The double crop wins bets on single-soybean crop in the Argentina core
region. In spite of recent price falls, the winter cereal combined with a
late oilseed in the same season allow to reduce fixed costs average in
rented field, surpassing the net margin of early soybean in 160%.
The possibility to follow wheat with another a crop in the same season
allows sharing of the fixed costs with late soybean, taking advantages over
the early soybean. Because of that, combined with attractive wheat prices
at sowing, encouraged fine-grain planting for the second consecutive
season. It should be noted that the good intentions of planting were not
fully fulfilled at national level due to waterlogging.

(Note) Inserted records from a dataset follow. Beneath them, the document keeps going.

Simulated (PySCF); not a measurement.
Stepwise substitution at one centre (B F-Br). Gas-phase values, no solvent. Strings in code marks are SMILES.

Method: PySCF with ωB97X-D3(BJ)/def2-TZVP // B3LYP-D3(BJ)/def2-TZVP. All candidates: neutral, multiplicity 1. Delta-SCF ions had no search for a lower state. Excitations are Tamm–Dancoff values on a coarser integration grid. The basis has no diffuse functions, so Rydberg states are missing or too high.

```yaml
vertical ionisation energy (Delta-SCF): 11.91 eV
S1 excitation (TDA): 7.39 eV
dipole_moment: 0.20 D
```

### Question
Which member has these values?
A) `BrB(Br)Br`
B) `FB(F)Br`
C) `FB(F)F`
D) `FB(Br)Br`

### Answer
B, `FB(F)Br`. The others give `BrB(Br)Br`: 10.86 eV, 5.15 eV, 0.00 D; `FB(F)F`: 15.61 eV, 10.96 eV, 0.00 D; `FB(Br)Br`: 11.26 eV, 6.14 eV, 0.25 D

Profit margins follow price movement and per hectare yields, while costs
depend on the distance to port areas, macroeconomic variables and
productive conditions of each farmer. In addition, producers who hedge
their price risk with futures make a difference by taking good
opportunities. At the beginning of July 2017, wheat futures for December
reached USD 180 per ton; an exceptional value that surpassed the desired
prices in a normal budget. However, even with a price's wheat of up to 16
dollars less, the combination of wheat and soybean leads the ranking of the
agricultural margins in the core region.
Corn would be another of the protagonists this season. It is estimated that
the area could grow by 7% compared to last season, although excess moisture
could also be a problem for planting.
Finally yet importantly, early soybean net margins are lower than the other
combinations, even adjusted for rented fields, which have a higher risk.